David L. Ryan/Globe Staff
Most of us see just auto dealerships and chain stores when we drive down the Lynnway. But Jay Ash sees something else: the opportunity to revive a city.
The state’s economic development secretary is playing a key role on behalf of his boss, Governor Charlie Baker, in shepherding a newly formed task force whose sole purpose is sparking development in this North Shore city.
The task force is unusual, possibly unprecedented, in its focus on the fortunes of a particular municipality. But Lynn’s potential — with its proximity to Boston, public transit, and oft-overlooked waterfront — has convinced Baker, Ash, and their team to make this place a priority.
“This is Lynn’s time,” Ash said. “We think there’s a great opportunity to do something that can be special here.”
Baker, of course, is quite familiar with the Lynnway: He lives next door, in Swampscott. Ash lives in Danvers, and visited frequently during his previous job as city manager in nearby Chelsea, a down-on-its-luck city that he is credited with having revitalized.
Ash acknowledged that he and Baker have spent enough time driving through Lynn to know there’s potential, but hard work ahead, too. Along this stretch, the ocean is obscured amid a thicket of discount stores and drab industrial sites, including a sewage treatment plant and a liquefied natural gas storage tank.

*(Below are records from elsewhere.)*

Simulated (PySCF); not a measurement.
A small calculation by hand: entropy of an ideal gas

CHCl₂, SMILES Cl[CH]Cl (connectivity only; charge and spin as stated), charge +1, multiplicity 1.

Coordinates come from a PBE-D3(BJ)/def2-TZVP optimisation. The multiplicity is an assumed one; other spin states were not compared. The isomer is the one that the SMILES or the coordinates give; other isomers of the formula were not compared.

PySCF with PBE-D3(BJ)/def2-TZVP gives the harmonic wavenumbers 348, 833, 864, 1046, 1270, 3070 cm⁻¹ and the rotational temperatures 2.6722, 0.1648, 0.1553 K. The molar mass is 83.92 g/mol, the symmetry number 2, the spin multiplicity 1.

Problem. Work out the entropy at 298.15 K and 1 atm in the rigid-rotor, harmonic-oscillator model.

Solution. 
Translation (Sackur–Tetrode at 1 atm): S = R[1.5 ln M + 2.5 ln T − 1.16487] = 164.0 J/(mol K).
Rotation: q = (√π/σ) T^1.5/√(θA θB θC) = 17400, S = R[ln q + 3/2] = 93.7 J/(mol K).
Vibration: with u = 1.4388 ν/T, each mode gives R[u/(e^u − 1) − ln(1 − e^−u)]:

The issue isn’t just one of aesthetics. General Electric Co.’s manufacturing workforce in Lynn is a fraction of what it once was, the city’s median income is two-thirds of the state median, and its poverty rate is twice as high as the state’s.
Unlocking the waterfront’s potential, officials say, could be a game-changer for a city only 10 miles from Boston.
To get the job done, the task force involves people from all levels of government, including several of the Republican governor’s top aides: Ash, transportation secretary Stephanie Pollack, and environmental secretary Matthew A. Beaton. Lynn’s legislative delegation and city officials are also involved. And Democratic US Representative Seth Moulton recently hired a staffer who will focus primarily on improving Lynn’s fortunes.
Moulton — who, like Baker, is in his first year in office — called improving Lynn’s economy his top priority for the district.
“Lynn is a 15-minute train ride from downtown Boston and yet it has a [significant amount] of vacant land,” Moulton said. “Few businesses going out of Boston and Cambridge look to Lynn, and I think they should.”
Ash said Boston’s red-hot real estate market is pushing some developers to seek less-expensive properties in outer-ring cities to build on and commuters to look farther from Boston for cheaper places to live. Ash wants to strike now, to take advantage of that momentum. And not just because it’s down the road from the governor’s house.
So he has been quietly meeting with Lynn developers to learn what can be done to expedite permits for projects or jump-start plans for long-vacant properties. The state can help with grant money in some cases. But more importantly, Baker’s top aides can be facilitators who bring together the right people to get projects done, one at a time, until the landscape changes.
“My experience is you get a few people on base before you start swinging for the fences,” Ash said.
Several key steps have already taken place. The city got a glimpse of the waterfront’s future back in 2007, when the architectural firm Sasaki Associates issued a pedestrian-friendly master plan for the area at the request of city officials. In 2010, National Grid relocated power lines that had impeded development along much of the harbor.
Then there was the launch in 2014 of the seasonal commuter ferry to Boston. In the first year, there were more than 13,000 passengers; this year, nearly 16,000. The future of this subsidized transit service remains uncertain. But the right people are paying attention: Lynn’s Senator Thomas McGee is cochairman of the Legislature’s transportation committee, and Pollack oversees the MBTA.
As far as Lynn economic development chief Jim Cowdell is concerned, having Baker and Ash in state government and Moulton in Washington will be critical to Lynn’s renaissance. They all recognize, Cowdell said, the untapped potential of 150 moribund acres on the waterfront, just waiting to be developed.
“I’ve met more with the secretary in the last eight or nine months than all of the other [economic] secretaries combined,” Cowdell said. “I think there were some people at the state level, and I’m talking past tense, that had trouble figuring out where Lynn fit in.”
Arthur Pappathanasi, whose family owns the Clock Tower Business Center on the Lynnway, said the ferry should help spur development of a long-vacant site known as the Beacon Chevrolet property, near the Clock Tower. He’s part of that project’s development team, with plans for more than 300 apartments offering killer views and a short walk to downtown Lynn.
Farther toward Boston on the Lynnway, developer Charles Patsios wants to build 1,200 residential units on a former GE site, Cowdell said. That could open up the River Works train station to the public; the station is currently accessible to GE employees only.
Joe O’Donnell has been waiting for this turning point for 25 years. That’s how long the Boston Culinary Group founder has owned 17 waterfront acres on the southern edge of Lynn.
In particular, he’s hopeful that the River Works station, across the Lynnway, can be reopened. The station, O’Donnell said, could prime that portion of the strip for an economic revival, mirroring what eventually happened in Somerville after the MBTA’s Red Line was extended through Davis Square in the 1980s. “The climate was never right for any development,” O’Donnell said of his site, “so we just sat with it — until this year.”